ADR-0027: BirdNET Inference Engine¶
Status¶
Accepted
Context¶
Milestone 0.8.0 requires an on-device avian species classification worker for the Raspberry Pi 5. We evaluated two approaches:
1. Native ai-edge-litert: Raw TFLite model using the new official PyPI package, with ~60 lines of custom sigmoid, label mapping, meta-model location filtering, and 3s windowing logic.

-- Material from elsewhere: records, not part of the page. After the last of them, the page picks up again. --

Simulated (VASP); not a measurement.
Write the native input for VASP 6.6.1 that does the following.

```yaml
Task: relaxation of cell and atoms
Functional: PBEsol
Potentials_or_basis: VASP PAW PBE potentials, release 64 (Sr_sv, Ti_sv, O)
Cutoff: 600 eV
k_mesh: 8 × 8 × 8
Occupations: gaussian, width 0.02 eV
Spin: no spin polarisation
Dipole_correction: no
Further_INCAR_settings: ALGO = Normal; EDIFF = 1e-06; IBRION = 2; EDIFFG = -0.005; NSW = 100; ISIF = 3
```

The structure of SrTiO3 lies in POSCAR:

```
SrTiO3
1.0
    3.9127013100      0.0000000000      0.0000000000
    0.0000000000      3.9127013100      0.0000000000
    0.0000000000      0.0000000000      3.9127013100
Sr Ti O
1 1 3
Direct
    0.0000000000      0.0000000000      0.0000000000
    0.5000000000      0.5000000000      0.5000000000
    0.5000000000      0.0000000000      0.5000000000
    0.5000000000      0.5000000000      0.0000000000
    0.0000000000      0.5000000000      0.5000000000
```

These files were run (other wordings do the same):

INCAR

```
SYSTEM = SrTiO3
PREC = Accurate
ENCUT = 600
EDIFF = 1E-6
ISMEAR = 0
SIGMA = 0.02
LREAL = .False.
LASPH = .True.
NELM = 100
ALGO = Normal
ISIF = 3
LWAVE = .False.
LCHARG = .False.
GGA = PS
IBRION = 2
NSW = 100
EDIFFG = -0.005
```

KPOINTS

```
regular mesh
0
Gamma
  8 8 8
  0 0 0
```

2. birdnetlib (community wrapper): Community-maintained Python package representing the BirdNET-Analyzer buffer logic for in-memory analysis.
Spike Methodology (v3)¶
Both variants were benchmarked under identical conditions simulating the actual Silvasonic BirdNET service:
- Audio: Real bird fixture — House Sparrow (XC808026)
- Pre-converted to 48kHz mono (matching Recorder's processed/ output — no resampling in the benchmark loop)
- Identical numpy-buffer I/O: Both receive the same numpy arrays via soundfile.read()
- Same model: BirdNET_GLOBAL_6K_V2.4_Model_FP32.tflite (49.3 MB)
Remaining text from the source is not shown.